New Delhi : The grey skies overhead seemed to mirror the fear and trepidation of students Tuesday as they went from college to college checking to see if they had qualified for admission following Delhi University's first "cut off" list that is a few percent higher than last year's.
With colleges, especially top ones like Shri Ram College of Commerce (SRCC), Hindu and Ramjas in the main campus, raising their cut off marks for commerce and economics courses, the student lot seemed prepared to face rejection. But most students had back-up plans to fall back on.
In SRCC, the minimum marks for admission into B.Com (honours) course was a whopping 94.75 percent for commerce students and a still higher 96 percent for non-commerce students.
Many students were disappointed that they couldn't qualify for B.Com (honours) in SRCC in spite of scoring 90 percent, but had taken the precaution of applying in other colleges for the same course.
"I really wanted to study commerce in SRCC. My father is an alumni of this college and he wanted me to study there as well. But I missed it by a whisker," said Neha Sethi, who had scored 94 percent.
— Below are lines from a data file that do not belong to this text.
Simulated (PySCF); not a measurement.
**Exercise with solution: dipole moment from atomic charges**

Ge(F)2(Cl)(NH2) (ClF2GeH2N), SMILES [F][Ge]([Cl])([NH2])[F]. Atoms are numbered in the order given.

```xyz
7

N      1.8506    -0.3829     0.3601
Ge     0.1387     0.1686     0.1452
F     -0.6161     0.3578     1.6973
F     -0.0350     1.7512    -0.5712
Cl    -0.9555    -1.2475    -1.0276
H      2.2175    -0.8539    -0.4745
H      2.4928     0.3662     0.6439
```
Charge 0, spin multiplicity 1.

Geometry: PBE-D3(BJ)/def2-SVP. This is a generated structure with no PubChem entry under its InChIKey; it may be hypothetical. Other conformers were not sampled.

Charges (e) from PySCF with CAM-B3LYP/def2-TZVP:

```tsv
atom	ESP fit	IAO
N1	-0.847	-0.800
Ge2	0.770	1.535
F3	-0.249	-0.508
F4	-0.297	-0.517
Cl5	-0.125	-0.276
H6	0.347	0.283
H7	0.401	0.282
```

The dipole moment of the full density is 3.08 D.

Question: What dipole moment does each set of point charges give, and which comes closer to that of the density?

"The cut off is 94.75. But I am glad I have got through Kirori Mal College (KMC) where the cut off is 94. So I am happy," she said.
Giving the skyrocketing commerce cut offs good competition is the equally sought-after economics course. In SRCC, it has gone up by 0.5 percent from last year.
In Hindu, a student needs an aggregate of 92 to 96 percent (for non economics students) to qualify for an honours course in the subject. Hansraj is demanding 93 to 94 percent, Lady Shri Ram (LSR) 93.75 percent and Miranda House 91 to 94 percent depending on which stream the student has passed his Class 12 exam in.
If commerce and economics are giving students worry lines, so is psychology honours. Indraprastha College has increased its cut off by one percent to 89.5-90.5 percent while Daulat Ram College has hiked it by 5 percent to 88.5.
Shruti Seth, who scored 86 percent in her Class 12, is disappointed because she hasn't qualified for psychology honours at LSR. "LSR has kept the cut off for psychology at 92.75 percent. So I don't qualify for it," she said.
She, however, like many others has had applied for more than one course in more than one college.
"I had applied for sociology and political science in different colleges as well. And I have qualified for sociology in Sri Venkateswara College. So I think I will go for it."
Although a slight dip in the cut offs is expected in the second list, which the colleges will put up June 30, most students are in no mood to take any chances and are going ahead with the admissions that start Wednesday.
"Last year a girl I know qualified for economics honours in Indraprastha college in the first go but waited for SRCC and Hindu's second cut off list. But both the colleges closed admission after the first list.
"To add to her woes, Indraprastha also closed admissions to economics after the first cut off. At the end she had to settle for something she didn't want to. Hence, I am going ahead and taking admission in Kirorimal for B.Com (honours) instead of waiting for the second cut off," said Sethi.
Echoed Jyotsna and Anupama sitting at the help desk of SRCC.
"SRCC did have a second cut off list in 2005, but generally it doesn't because the seats get filled up after the first list itself.
"This year, for the 325 seats in B.Com (honours) in SRCC, 330 students have qualified amongst the applicants. Of them, some will probably opt for another college… So there, all the seats are filled," said Anupama.
For those opting for English honours, things a tad bit better. "I appeared for the entrance test for English in Miranda House and have made it through. This is what I wanted to do, so I am happy," smiled Annie Banerji.
Delhi University, one of India's best, has 84 affiliated colleges with over 300,000 students. While the elite colleges are difficult to get in, some other colleges attract students on the strength of their faculties. And in these institutions the cut off marks are relatively lower.